On 7/5/2014 8:26 PM, Franc Zabkar wrote:
A reverse pass effectively disables the drive's read-ahead caching.
Data recovery professionals will tell you that this can be (or is?) a
good thing.
First, how does that effectively disable it? If a block of data is read,
the drive is still going to perform read-ahead because it expects you to
read forward. By going in reverse and reading the previous block you
just miss out on utilizing the read-ahead data.
Second (sorry for this read-ahead rant), they can tell me, but I might
not listen. I don't think a drive reads ahead that far, and in reality
the head likely already passes over the data (or at least some of it)

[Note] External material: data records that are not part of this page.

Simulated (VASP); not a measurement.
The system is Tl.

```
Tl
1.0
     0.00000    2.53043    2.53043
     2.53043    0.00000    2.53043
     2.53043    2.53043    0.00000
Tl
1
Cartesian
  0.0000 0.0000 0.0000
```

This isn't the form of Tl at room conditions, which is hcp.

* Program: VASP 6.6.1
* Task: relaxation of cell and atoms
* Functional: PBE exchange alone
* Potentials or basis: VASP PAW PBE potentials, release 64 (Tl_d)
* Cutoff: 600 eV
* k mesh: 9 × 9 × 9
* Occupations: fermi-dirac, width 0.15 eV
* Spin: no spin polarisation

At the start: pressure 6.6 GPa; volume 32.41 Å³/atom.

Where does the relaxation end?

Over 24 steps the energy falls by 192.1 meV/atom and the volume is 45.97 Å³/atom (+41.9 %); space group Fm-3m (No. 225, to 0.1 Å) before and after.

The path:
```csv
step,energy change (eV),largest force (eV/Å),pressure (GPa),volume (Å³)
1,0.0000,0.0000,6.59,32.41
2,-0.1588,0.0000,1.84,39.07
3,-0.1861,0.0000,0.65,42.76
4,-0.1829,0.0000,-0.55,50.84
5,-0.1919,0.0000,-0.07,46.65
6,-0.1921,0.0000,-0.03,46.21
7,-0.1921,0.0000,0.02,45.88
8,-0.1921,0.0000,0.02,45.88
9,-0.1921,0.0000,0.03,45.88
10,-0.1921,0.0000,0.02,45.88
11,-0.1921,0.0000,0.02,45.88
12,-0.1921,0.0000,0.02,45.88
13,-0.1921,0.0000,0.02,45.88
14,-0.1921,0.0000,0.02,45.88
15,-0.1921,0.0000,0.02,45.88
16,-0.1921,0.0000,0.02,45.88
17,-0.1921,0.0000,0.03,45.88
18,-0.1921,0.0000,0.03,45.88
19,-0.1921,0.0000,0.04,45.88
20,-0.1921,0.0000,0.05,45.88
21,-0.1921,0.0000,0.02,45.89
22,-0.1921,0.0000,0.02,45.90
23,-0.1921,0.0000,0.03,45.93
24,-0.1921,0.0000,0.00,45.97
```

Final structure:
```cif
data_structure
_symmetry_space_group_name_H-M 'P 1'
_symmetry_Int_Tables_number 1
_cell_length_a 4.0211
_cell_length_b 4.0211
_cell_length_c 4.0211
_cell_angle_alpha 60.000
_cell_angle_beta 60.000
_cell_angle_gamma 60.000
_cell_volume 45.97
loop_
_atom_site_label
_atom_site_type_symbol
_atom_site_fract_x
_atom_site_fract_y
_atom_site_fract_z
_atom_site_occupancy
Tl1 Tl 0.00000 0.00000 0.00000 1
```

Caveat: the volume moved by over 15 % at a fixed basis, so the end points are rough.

that is read ahead. And as far as I can tell, it only helps with read
speed. I have yet to see a read affected by an error in the read-ahead
data. As far as I can tell (from my testing) a drive does not try to do
any error recovery on read-ahead data. I could be wrong, and there may
be other reasons they have (bad sector reallocation?). What I don't like
about it is that slower read speed = less data read in the same amount
of time = more time the drive has to be spun up. The professionals will
open the drive up and replace the heads if there is failure, but most
using ddrescue are not professionals and are unable to do that, so it
seems best to get the most good data as fast as possible before the
possibility of total failure.
Like I said, the --no-reverse-pass option is for those that want it, for
those that want (or need) the control. There may even be a time I may
want to use it. But in my benchmark testing it is not beneficial.